Danish labour market pension fund Sampension is to put more money into alternatives including real estate over the next five years, boosting the allocation to between 20% and 25% of total assets, and is hiring four extra people on its alternatives team.
Reporting interim results, chief executive Hasse Jørgensen said: “We will have the skills to deliver high stable returns for customers over the coming years.”
In order to make this happen, the pension fund was preparing its alternative investments team, along with other other parts of the organisation.
Jørgensen told IPE Sampension was adding four new staff to its alternatives team, and two of these were already in place.
Over the next five years, the pension fund would invest DKK15bn (€2bn) in alternatives, he said, which would bring the allocation — including real estate — to between 20% and 25% from just under 20% now.
Some of this DKK15bn would come from new money, and some would be re-investment from other areas, such as private equity investment funds that had matured, he said.
“We are giving alternatives a higher priority,” Jørgensen said.
In its first half results, Sampension reported a loss of 0.7% for traditional with-profits pensions before pensions tax, after a 10.9% profit in the same period last year.
Even though the investment portfolio had generated a 2.2% return in the period, the hedging portfolio ended in June with a 3.8% loss as a result of higher long-term bond yields.
Sam pension’s business income rose, with pension contributions up 3.2% compared with the same period last year to stand at DKK4.0bn at the end of June.
The pension fund said the addition of the new pension fund for IT group KMD at the beginning of this year had helped to reverse the trend in falling contributions.

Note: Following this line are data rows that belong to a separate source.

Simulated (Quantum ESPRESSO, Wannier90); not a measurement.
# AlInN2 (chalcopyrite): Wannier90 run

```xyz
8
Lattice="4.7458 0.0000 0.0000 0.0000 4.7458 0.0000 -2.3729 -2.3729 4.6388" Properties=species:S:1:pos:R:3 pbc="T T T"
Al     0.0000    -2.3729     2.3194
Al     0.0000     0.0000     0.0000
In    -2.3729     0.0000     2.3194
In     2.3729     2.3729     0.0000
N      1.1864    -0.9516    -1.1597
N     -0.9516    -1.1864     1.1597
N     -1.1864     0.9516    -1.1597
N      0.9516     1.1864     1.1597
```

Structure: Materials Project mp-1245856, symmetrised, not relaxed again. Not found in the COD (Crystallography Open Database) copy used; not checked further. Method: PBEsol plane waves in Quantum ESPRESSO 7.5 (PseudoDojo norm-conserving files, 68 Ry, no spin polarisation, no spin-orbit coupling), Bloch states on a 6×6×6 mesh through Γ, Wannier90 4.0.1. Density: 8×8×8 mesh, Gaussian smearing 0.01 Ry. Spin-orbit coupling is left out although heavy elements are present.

However, Jørgensen said that structurally, Sampension was facing falling levels of contributions as its membership aged and moved into retirement.
“This is a very long-term issue, but it has made us start thinking and take some action in order to at least maintain the critical mass we have at the moment,” he said.
“We have been moving into the area of corporate pensions and won some bids there, and we are going to continue to do that in order to keep up our premium income,” he said.
Mergers were also a possibility, he said.
The most obvious candidates for partners would be smaller pension funds, of which there were many in Denmark he said.
These funds were finding conditions difficult, especially with the implementation of Solvency II regulations coming up next year, he said.
“We would expect to be able to help a number of smaller pension funds, but obviously that is their decision,” Jørgensen said.
Sampension’s total assets decreased to DKK255bn by the end of June from DKK257bn at the end of December 2014.
Its solvency, meanwhile, rose to 309% from 270%, according to interim data.